In the morning I felt much better, but somewhat weak. I was cautious about what I ate. For breakfast, I had tomato soup. I was still hungry, so I ordered a chapati with jam, deciding it was worth risking solid food to rebuild my strength. A large yak was guarding the outhouse this morning, making access risky. I shaved and took some pictures, then packed. The yak went upstairs and blocked the way from the downstairs sleeping quarters to the dining room. Lal whacked it on the horns with a pan, but it wouldn't budge until it wanted to.

We had a short two hour walk to Machhermo today. It was all uphill, sometimes steeply. We started out with a big climb. I didn't have much energy today, so we rested often, and I drank a lot of Gatorade. We stopped once for tea along the way. By the time we stopped, I was really tired. The inn had only a dormitory. The kitchen and dining room were together in one smoky room. Smoke from the cooking fire vents through a small hole in the roof.
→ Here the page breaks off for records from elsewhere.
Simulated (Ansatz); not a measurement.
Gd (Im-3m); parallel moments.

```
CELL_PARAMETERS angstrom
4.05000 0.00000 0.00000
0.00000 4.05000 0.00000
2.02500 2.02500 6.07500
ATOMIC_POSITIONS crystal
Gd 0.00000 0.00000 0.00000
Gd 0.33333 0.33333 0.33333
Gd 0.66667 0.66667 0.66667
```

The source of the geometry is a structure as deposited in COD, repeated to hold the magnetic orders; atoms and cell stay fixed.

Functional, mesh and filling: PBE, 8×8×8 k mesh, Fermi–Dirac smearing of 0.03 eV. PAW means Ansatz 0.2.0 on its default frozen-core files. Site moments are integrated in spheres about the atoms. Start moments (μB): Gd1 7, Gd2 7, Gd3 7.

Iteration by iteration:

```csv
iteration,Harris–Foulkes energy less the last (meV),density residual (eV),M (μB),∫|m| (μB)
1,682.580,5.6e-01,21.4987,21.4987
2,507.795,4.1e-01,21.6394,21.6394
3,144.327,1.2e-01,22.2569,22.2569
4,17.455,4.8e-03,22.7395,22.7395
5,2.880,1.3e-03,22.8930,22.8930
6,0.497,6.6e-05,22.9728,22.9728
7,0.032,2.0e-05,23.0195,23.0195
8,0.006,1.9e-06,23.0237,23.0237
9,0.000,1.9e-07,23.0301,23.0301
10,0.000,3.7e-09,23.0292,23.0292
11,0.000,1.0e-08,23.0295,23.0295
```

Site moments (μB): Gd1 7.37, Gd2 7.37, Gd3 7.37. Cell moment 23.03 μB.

I met a lady from Singapore. Lal tried for a long time to get her to tell him her age, but she would not. He was very persistent, because he wanted to know whether she was older or younger than him. It matters in Nepali, because older women are addressed differently from younger women. She admitted that she was older than him, so she was addressed as didi, or `older sister'. In fact, from talking to her, I was able to deduce that she was in her early 40's, although she looked much younger. She had been traveling a lot since the 1970's. On this trek, she lost her traveling companion to an illness, and was continuing to Gokyo with their guide. Her name was Ling Soo. Lal told her he had a friend from Singapore, and showed her a picture of a man from Singapore from his wallet, and asked if she knew him. She did not. Lal carries pictures of the people he has guided, who he calls friends, in his wallet, and shows them to people when he meets someone else from one of the same places.

It was 38 degrees in the lodge. I ordered Ra Ra noodle soup and a Coke. The Coke was expensive: 90 Rs, or about $1.80. A large group was camping outside. Some of them were tossing a Frisbee. Nepalese children were playing with a soccer ball, and the guides, including Lal, sat inside drinking chhang and gambling. Around 3 PM, it began to snow. I put on all my warm clothes, including the down jacket, and was comfortable.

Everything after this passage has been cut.